It takes a lot to get me worked up. My wife says she has seen me excited, truly excited, only three or four times—when my children were born, when we stood in line for what we thought was the NBC studio tour only to end up sitting in the second row of the Tonight Show audience on a night when David Letterman was the guest host, and the night that the Mets won Game 6 of the 1986 World Series. (The fact that all of those things took place more than 25 years ago is not meaningful, I hope.)
It takes a lot to get me worked up not only in my personal life, but also professionally. There have been only three times in my career when righteous indignation led me to protest a college decision. For a while this spring, however, I thought there might be a fourth.

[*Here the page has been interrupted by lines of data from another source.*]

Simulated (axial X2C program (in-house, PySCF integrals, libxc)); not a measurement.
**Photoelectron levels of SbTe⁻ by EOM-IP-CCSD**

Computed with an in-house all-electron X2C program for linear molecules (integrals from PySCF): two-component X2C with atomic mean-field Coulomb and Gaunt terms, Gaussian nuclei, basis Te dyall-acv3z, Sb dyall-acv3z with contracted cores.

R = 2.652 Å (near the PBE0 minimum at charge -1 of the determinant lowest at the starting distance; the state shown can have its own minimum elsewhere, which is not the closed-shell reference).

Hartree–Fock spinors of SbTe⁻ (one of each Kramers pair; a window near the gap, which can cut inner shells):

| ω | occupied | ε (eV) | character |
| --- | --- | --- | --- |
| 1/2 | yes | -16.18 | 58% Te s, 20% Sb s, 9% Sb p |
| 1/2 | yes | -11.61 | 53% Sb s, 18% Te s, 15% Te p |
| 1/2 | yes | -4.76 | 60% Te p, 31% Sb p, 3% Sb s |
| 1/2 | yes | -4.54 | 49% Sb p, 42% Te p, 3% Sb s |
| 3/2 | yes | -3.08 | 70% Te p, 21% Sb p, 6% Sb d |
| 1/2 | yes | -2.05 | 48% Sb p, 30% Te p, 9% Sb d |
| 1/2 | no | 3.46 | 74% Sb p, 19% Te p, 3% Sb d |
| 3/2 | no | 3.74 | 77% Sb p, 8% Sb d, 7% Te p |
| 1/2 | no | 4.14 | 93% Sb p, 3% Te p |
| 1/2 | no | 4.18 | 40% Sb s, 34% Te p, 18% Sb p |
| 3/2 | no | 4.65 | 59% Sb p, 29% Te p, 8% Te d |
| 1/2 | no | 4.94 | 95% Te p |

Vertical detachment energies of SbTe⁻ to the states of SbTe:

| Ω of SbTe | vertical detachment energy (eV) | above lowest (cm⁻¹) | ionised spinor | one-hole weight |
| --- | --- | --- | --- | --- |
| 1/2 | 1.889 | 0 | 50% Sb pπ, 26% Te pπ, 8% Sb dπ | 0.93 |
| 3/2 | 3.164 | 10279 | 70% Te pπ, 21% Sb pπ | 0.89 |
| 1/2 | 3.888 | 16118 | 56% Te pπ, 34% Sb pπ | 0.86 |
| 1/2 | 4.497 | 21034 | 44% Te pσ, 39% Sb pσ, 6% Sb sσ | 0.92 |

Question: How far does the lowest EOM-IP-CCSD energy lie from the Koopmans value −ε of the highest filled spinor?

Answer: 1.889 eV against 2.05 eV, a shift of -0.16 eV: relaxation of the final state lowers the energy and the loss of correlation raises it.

What triggered my consternation was learning that a university for which St. Christopher’s has historically been a feeder school was planning to Wait List a student with credentials that were not just good, but superb. Such a decision would have been unprecedented, and when my colleague questioned the reasoning, he was told by an admissions officer, “We don’t think we’ll get him.” The institution made that assumption based on the other schools where the student was applying, information they had because of an alumni interview.
That explanation raised several questions. Is it appropriate for an alumni interviewer to ask a student where else he or she is applying? Is it appropriate for an institution to use that information in making an admissions decision? Is likelihood-to-enroll a legitimate consideration in making admissions decisions, and how do you calculate likelihood-to enroll?
It is the last of those questions that is most interesting and most relevant. I have seen a huge increase in colleges utilizing demonstrated interest in the past few years (are demonstrated interest and likelihood-to-enroll the same thing?), and this year in particular it feels like a number of good private institutions are utilizing demonstrated interest at a level beyond what has been standard in previous years. Am I alone in seeing that trend?
I have no problem with colleges using demonstrated interest as one factor in deciding whom to admit. If I were an admissions dean I would want to enroll students who wanted to be at my institution, although I don’t know that I would Wait List more qualified students in order to achieve that.
My concern is with how demonstrated interest is measured. Demonstrated interest has always been part of the college admissions process, but until recently the way a student demonstrated interest was by applying. If colleges are going to be tracking and measuring demonstrated interest, they should be transparent about what counts and what doesn’t. Students deserve to know the rules of the game they are playing.
I also wonder whether there are better and worse ways to measure demonstrated interest. A student’s willingness to visit campus or meet with an admissions representative during a high school visit not only demonstrates interest, but also contributes to the student making a more thoughtful college choice. Recently I visited a university where demonstrated interest is clearly more important than it was a couple of years ago. I was told that one way the institution measures interest is whether a student logs on to the applicant portal. I responded that I wasn’t sure that my students would log on even if interested, and learned that the institution was about to conduct a focus group during its diversity recruitment weekend because few of the top accepted diversity applicants had bothered to log on. Apparently you don’t need to demonstrate interest if there’s enough interest in you.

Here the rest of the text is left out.